More trouble for Matiang'i as EACC seeks information on wealth

Fred Matiang'i writing letter

Former Interior CS Fred Matiang'i.

Photo credit: Joseph Kanyi | Nation Media Group

Troubles bedevilling former Interior Cabinet Secretary Fred Matiang’i have deepened after the anti-corruption agency wrote to Chief of Staff and Head of Public Service Felix Koskei seeking certified information on his declared wealth.

In a letter dated February 27, Ethics and Anti-Corruption Commission (EACC) CEO Twalib Mbarak said the commission was conducting investigations involving Dr Matiang'i.

"Pursuant to Section 30(1) (4) (b) of the Public Officers Ethics Act, the commission wishes to request for certified copies of Declaration of Income, Assets and Liabilities forms for years 2012 to 2022, including the initial and final declarations," part of the letter said.

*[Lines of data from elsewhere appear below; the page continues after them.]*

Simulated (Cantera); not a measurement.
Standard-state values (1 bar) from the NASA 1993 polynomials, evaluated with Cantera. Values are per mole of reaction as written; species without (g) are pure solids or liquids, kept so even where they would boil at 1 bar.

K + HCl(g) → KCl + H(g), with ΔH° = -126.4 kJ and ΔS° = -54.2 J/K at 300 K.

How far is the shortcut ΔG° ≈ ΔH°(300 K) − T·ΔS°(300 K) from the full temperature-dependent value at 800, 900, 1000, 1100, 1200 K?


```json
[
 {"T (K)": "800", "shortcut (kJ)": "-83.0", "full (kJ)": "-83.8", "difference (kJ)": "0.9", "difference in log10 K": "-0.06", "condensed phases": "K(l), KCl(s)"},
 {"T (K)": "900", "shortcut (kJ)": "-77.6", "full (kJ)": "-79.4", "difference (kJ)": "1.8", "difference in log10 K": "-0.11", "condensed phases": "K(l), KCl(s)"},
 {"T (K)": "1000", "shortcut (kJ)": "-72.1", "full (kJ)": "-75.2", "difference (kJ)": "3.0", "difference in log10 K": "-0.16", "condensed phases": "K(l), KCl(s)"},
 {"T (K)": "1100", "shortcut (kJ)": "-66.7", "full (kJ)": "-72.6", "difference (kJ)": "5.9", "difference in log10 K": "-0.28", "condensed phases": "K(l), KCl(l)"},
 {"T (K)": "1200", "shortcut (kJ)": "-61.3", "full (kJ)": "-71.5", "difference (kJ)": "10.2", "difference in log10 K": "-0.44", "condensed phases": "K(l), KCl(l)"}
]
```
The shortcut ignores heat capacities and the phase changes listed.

The EACC boss has also delegated the agency's detectives, Mr Abdul Low and Mr Paul Mugwe, to collect the documents from Mr Koskei's office at Harambee House.

This new development comes five days after Dr Matiang’i was summoned to the Directorate of Criminal Investigations headquarters last Friday.

The summons, the DCI explained, was for the former CS to assist its sleuths in investigations of an alleged invasion and raid of Dr Matiang’i’s residence that supposedly happened on the night of February 8 to early morning hours of February 9.

Almost 6pm

The brazen former CS, however, did not honour the summons with his lawyer Danstan Omari saying the summon was questionable and wondered why they only issued it at almost 6pm when the courts had been closed.

Through Mr Omari and a brigade of politicians led by former Prime Minister Raila Odinga, Dr Matiang’i sounded an alarm that his home was being raided by a contingent of police officers.

The government security apparatus, led by Interior Cabinet Secretary, Kithure Kindiki, strongly refuted the claims saying no security officer, from any security agency in the country had been sent to raid the former senior state official’s home in Karen, Nairobi.

“There are procedures that govern how to summon, arrest, question and even prosecuting someone in court. We do not just raid people’s houses at night. It turned out there was no raid and maybe the former CS was apprehensive. I can say without fear, no police officer went to the former CS’s residence,” CS Kindiki told the Nation in an interview last week.